I made this woman cry at the grocery store the other day, but I’m not a monster

Off for a weekend of fun, sleep, food and drinks – but “never too sloppy for sex” – with a girl I was introduced too and finally had a chance to meet just after New Years.

Had a great time on a very creative date. We hit it off nicely, and I wanted to see her again. Humor and looks are great girl game.

So we’re doing a fly-in weekend date this weekend to log more time together and see how things work with us, I’m looking forward to it. It feels like way too much way too fast, and for some reason it totally works for me. It seems like the right thing to do.

In preparation for the trip I realize condoms are in order.

This is new territory for me, I’m not much of a condom guy, but I totally get it, no problem. But this is going to be interesting – even more so now.

But I don’t have any. So onto the packing list they go.

I’m doing my last minute prepping around town late Wednesday afternoon, and I hit the grocery store for just enough veggies for dinner since I’m going to be on the road for awhile, so no cart/trolley needed.

I figure I’ll kill 2 birds here as I saunter over to the “Health and Beauty” isle since it’s right in front of me as I walk in the front door and condom myself up.
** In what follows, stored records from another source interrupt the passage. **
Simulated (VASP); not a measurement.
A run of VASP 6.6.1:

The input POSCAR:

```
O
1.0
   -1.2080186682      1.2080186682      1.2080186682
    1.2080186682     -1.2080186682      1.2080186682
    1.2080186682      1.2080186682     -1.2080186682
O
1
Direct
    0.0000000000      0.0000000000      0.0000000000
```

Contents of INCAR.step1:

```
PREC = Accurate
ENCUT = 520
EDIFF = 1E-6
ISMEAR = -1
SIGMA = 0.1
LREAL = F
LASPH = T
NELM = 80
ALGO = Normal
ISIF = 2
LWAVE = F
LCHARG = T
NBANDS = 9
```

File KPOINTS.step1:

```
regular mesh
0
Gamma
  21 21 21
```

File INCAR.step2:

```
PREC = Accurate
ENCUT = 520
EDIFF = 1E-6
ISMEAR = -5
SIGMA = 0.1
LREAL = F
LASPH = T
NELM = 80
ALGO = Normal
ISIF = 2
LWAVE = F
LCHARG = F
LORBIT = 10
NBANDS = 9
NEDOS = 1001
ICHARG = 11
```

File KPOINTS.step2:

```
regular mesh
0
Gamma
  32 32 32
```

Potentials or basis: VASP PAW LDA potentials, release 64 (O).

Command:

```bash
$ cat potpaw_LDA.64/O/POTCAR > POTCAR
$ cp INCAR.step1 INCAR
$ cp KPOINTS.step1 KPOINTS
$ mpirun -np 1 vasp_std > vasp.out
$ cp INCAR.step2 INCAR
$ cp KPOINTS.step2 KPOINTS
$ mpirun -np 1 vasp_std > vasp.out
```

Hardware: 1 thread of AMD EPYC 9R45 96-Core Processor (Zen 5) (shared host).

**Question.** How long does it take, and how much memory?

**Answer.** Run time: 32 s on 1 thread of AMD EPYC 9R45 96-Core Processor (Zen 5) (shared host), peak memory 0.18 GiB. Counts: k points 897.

All sorts of new things that I’d never seen before on the shelf, I’m kinda mesmerized for a few minutes looking at all the packaging. And sexy lube too, oh my…

I make my selections, and now I’m the tall, handsome silver fox who is walking the rest of the store towards the produce section holding only a box of condoms and a box of lube.

I walk tall and own the moment. I get the the odd smile/grin here and there as I look people in the eye as we pass. Yes, I think, I’m “that guy”. I grab my veggies and head to checkout.

Quick scan of the open checkout lines and I make my choice.

Shorter middle aged woman, attractive enough, which is unusual in my town, is in front of me.

Jeans, sweatshirt, clearly dressing to avoid any attention. Not on her A game, but would probably clean up really nicely I’m thinking. And she is definitely a shorty, fun sized, kind of a fetish that I’ve always had. Put a short girl in a turtleneck and I melt. The visions just took over there, mmmm, anyhow…

She looks back at me, and I can tell by her face that she is clearly not having a good day, very sad eyes, not angry, just sort of a forlorn, sad look.

The single 6 pack of Lagunitas beer that is her purchase is sitting lonely by itself on the conveyor belt that confirms my initial read on her.

She looks up and smiles at me quickly through the sad eyes and she goes back up into her head, lost in her moment, face down and looking at the floor.

The belt moves forward, and now there is room for my things on the belt.

I throw the box of condoms, the box of lube, and the bag of veggies I bought for dinner onto the conveyor belt, putting the bar between the purchases.

She glances up absentmindedly, noting that something has gone on near her, and takes a quick glance at what I’m buying.

Does a double take, but doesn’t look at me

I can hear the sharp intake of breath, and the beginnings of a sob. Both hands go to her face and cover her eyes. I can see the wedding ring on her finger. I can hear her begin to softly cry, trying desperately not to, not to lose her shit in the middle of the store.

She works to regain her composure, quickly wiping her face off with both hands.

Twice.

I’m struck by the realization that I’m not exactly sure what you are supposed to say in this particular moment, so I say nothing.

But I feel horrible inside knowing in some way what must be going on inside of her, and that I set all this in motion because I chose this line.

The person in front of her finishes up paying the checker. And, like it’s been perfectly choreographed, she steps up.

The checker greets her without really looking up and asks nonchalantly, like they all do all day long: “hi, how are you” her: <voice cracks> hi.

At the sound of her voice he looks up with a concerned look on his face, but says nothing.

She pays for her beer, and I move up in line in our choreographed checkout dance.

I look at the checker as he is saying hello to me. He is looking his customer in the eyes this time, won’t make that mistake again, and I respond.

I look back to the doorway of the store in the direction she headed. But by that moment she is already gone.

My purchase takes all of 20 seconds, and I walk to the door.

I scan the lot as I walk towards my car, but I don’t see her.

It’s dark out now, the light changing from the time I entered.

I have no idea what I might have said to her if I did run across her. But I hope that she can be happy again soon.